Paul Chodas and Steve Chesley
NASA’s Near-Earth Object Program Office

The precision of our orbit solution for the unusual Earth-orbiting
object J002E3 has improved considerably since last week, as
astronomers around the world have continued to track this
interesting body and provide measurements of its position.
Even though the object has been tracked for only 15 days and
traveled only about one sixth of the way around its orbit since
discovery, it is now possible to draw more precise conclusions
about its origin and future destinations.

While it was strongly suspected a week ago that J002E3 had been
captured by the Earth in April of this year, it was not known
how long the object had been orbiting the Sun prior to capture.
Additional observations have now confirmed that the object was
indeed captured from a solar orbit earlier this year, and they
have also made clear that it escaped the Earth-Moon system in
March 1971. The mechanics of the escape are much like those of
the capture in reverse: in both cases, the object passes slowly
through a portal separating the regions of space controlled by
the Earth and Sun. The portal is located at the L1 Lagrange
point, about 1.5 million kilometers from Earth on a line
towards the Sun.

The timing of the object’s escape is consistent with our
theory that this object is the Apollo 12 S-IVB third stage,
which was left in a distant Earth orbit after it was launched
on November 14, 1969 and passed the Moon four days later. We
theorize that the spent rocket orbited the Earth chaotically for
15 months before finding the exit pathway through the L1 portal.
The excellent match between the intrinsic brightness of J002E3
and that expected for a rocket stage of the S-IVB’s size also
supports this theory. The other four S-IVB stages still flying
(those from Apollos 8 through 11) have been dismissed as
suspects because they entered solar orbit much earlier than
March 1971.

Other possibilities for the true identity of J002E3 have been
suggested. The object could be one of the Spacecraft-Lunar
Module Adapter panels which enclosed the Lunar Module during
Apollo launches. Or, the object might be a rocket stage from
an unmanned lunar probe from that era. None of these, however,
were launched at the right time or are known to have entered
the sort of distant orbit from which escape is possible.
Furthermore, these alternative candidates seem too small to
explain the current brightness of J002E3. We conclude that the
Apollo 12 S-IVB stage is the most likely identity of the object.

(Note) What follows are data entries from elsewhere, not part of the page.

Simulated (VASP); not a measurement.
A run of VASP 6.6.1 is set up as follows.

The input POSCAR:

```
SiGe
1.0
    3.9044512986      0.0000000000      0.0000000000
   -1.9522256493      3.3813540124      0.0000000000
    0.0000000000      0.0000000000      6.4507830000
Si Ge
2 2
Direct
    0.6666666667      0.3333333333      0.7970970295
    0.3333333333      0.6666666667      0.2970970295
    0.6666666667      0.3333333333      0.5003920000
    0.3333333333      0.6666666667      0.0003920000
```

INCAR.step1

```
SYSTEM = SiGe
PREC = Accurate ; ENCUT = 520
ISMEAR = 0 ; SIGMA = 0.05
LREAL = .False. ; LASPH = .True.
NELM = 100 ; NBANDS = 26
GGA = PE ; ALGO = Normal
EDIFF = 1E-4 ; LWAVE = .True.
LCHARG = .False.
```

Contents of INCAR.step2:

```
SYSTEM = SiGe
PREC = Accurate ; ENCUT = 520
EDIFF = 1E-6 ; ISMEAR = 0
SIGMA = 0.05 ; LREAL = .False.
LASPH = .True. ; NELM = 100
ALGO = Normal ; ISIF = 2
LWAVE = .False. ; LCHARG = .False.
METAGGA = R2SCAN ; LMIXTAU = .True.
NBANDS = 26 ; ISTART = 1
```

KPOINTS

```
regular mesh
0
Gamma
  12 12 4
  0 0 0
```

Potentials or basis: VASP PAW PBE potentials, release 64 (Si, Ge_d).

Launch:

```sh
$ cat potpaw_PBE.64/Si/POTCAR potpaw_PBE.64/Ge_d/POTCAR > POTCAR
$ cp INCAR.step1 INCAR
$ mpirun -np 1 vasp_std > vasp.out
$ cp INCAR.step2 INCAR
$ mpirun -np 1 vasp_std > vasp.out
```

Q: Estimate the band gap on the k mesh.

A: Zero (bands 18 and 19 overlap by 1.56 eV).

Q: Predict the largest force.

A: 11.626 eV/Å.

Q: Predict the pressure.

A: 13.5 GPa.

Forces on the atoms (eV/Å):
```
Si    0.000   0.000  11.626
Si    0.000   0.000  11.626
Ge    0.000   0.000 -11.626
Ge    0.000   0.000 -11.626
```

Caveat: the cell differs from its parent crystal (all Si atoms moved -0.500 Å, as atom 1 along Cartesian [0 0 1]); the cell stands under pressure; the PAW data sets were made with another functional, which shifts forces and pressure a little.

Our improved orbital knowledge for J002E3 is also allowing
more precise predictions for its future motion. The likelihood
that the object will impact the Moon next year has decreased
to less than one percent. This new conclusion follows from
the fact that the range of possible motion in 2003 is now more
tightly constrained and barely intersects the Moon. The
possibility of collision with the Earth has also decreased,
down to well less than one percent. (Even if it should hit our
planet, the object is too small to be considered hazardous.)
It now appears likely that the object will escape back into
solar orbit in June 2003 after its brief six-orbit visit to
our planet. In 30 years time the Earth may once again capture
J002E3 for another brief tour around its home planet.